Three Main Pitfalls of User Interface Prototyping and How to Avoid Them
User interface prototyping is an indispensable stage of UI design. The advantages of interface prototyping are numerous, ranging from boosting creativity to fostering communication within the development team. However, every web developer has to be aware of the dangers that interface prototyping has and that can easily be avoided with a bit of caution.
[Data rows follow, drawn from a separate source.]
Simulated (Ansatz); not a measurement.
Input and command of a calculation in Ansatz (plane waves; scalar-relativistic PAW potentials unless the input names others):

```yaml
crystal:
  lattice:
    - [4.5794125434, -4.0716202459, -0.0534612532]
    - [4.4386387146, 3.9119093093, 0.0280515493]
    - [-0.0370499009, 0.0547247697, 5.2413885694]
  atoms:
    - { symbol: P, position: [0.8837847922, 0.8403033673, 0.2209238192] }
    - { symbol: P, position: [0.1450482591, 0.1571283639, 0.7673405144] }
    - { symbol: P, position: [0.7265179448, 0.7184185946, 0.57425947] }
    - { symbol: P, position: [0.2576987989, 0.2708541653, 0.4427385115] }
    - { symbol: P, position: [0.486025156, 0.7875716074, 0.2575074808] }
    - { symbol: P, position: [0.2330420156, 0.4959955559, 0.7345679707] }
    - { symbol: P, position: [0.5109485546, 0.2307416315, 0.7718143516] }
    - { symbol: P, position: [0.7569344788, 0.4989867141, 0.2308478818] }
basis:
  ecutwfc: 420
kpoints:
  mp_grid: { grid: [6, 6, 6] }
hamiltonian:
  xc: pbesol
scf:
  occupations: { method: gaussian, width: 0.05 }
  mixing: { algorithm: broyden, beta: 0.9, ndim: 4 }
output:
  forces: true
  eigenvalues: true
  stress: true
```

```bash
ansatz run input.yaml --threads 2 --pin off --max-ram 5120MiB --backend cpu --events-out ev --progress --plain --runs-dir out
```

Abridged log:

Sometimes clients do not know what prototypes or wireframes are meant to be. They see wireframes and get disappointed by the lack of visual elements. This creates one of the most widespread traps for web developers. In order to impress the client, they embellish wireframes with graphical elements, which are distracting and frequently unneeded. A web developer must remember that user interface prototyping is the initial stage, which helps develop the concept and test its usability, therefore interface prototyping is first performed in low fidelity. Graphical design details are dangerous at this stage because clients tend to focus on them rather than the entire concept, which gets you stuck in this phase longer than intended. Carefully educating the client about the importance and intention of interface prototypes will help avoid such pitfalls.
The next pitfall is the logical outcome of the first one. Too much detail takes too much time; that is inevitable. The more time and effort is put into the UI prototype, the more attached and inflexible the web-developer becomes. Remember that user interface prototyping is often referred to as “rapid prototyping”, and that is for a reason. It is supposed to be rapid. Most of the time only a few pages of the whole website or application are prototyped – that is enough to test and confirm the concept. So you can easily avoid this pitfall, too: Once the basics are agreed on, move on to the next stage.
Another danger of user interface prototyping, particularly high fidelity prototyping, is that clients come to believe that what they see is the actual product that simply needs to be revised and completed, which makes them significantly underestimate the timeframe of the project. In reality what they see is a prototype, and the product is yet to be created from scratch. Prototypes only give an idea of what the product will be like, and in most cases, the code of the prototype cannot be reused. Be clear with your client about stages of the product development and time frame for each, what stage you are currently at, and what this stage will accomplish. Then it should be possible to avoid such misunderstandings easily.